It was quite a contrast to the Easter baskets the Sunday-school children at church made that year. The baskets full of goodies—things to eat, pens and notepads, and notes of love and care—were then taken to some of our church’s older friends who were home bound.

The world’s idea of the Easter holiday and the truth of our faith is indeed quite a contrast.

On Easter morning we gather around contrasts—contrasts between what our world tells us and what the message of Easter tells us. We also gather around God’s greatest surprise, and no matter how many Easters we have lived and celebrated, this day is always a surprise. It always takes our breath away in one way or another. On this day more than any other, God says to each one of us, “Surprise!” God says to us, “You know all those rules you worried about? Gone in my grace. You know all those times of loneliness you have felt? Gone in my love. You know the hopeless feelings you have had when it comes to death? Gone in my promise to you of eternal life.”

Resurrection is the wildest news that has ever touched this crazy, mixed-up world. It is full of contrasts and surprises.
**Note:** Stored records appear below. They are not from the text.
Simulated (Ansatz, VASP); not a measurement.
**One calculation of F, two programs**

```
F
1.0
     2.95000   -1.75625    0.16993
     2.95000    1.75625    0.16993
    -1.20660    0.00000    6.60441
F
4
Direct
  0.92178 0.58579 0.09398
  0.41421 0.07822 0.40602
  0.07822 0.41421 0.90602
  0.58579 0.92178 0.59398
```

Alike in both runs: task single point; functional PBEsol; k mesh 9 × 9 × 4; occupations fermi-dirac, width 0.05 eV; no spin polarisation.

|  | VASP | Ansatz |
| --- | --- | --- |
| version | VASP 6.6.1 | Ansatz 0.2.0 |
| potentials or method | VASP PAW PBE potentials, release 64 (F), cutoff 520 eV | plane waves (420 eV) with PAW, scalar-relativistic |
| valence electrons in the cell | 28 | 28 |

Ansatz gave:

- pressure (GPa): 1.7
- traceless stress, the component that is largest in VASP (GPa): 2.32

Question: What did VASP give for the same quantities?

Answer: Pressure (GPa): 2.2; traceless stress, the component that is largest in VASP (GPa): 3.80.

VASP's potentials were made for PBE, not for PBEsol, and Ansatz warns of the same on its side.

And this little story that is the center of our gathering on Easter Sunday—this short account from the Gospel of Mark—is both surprise and contrast as we go from three women on a mission to anoint a dead body to three women running away in terror and amazement. It is a simple plot, really. The women come to the tomb to anoint the body of Jesus with the spices they had bought. The stone has been rolled away from the entrance, and there is a young messenger telling them that Jesus has risen from death and that they should tell Peter and the other disciples. The women leave the tomb.

They came. They heard a message. They left. That’s it. End of story—but the beginning of the surprise of all time. And it is a beginning because the God of that first Easter is still the God of this Easter. Here. Today. God is still full of surprises. So what is God still doing?

Surprise number one: the stone is rolled away. Remember? As the women made their way to the tomb that morning, they worried about how they would get into the tomb. They asked the question, “Who will roll away the stone? We can’t do it.” They turned the corner and, surprise! God had rolled away the stone. The tomb was empty and the messenger tells them that Jesus has risen. The stone is not a problem.

And surprise! God is still into stone rolling. God still rolls away the stones of our tombs. Where are your stones? Where are mine? Look deep into the inner tomb of your being, into your heart. What are the stones you find there, the blocks, the barriers from the past that keep you from moving forward? Are there leftover broken dreams and disappointments? God’s word to us this Easter is, “It’s time to let them go. I will roll away the stone and allow you to be free of them.”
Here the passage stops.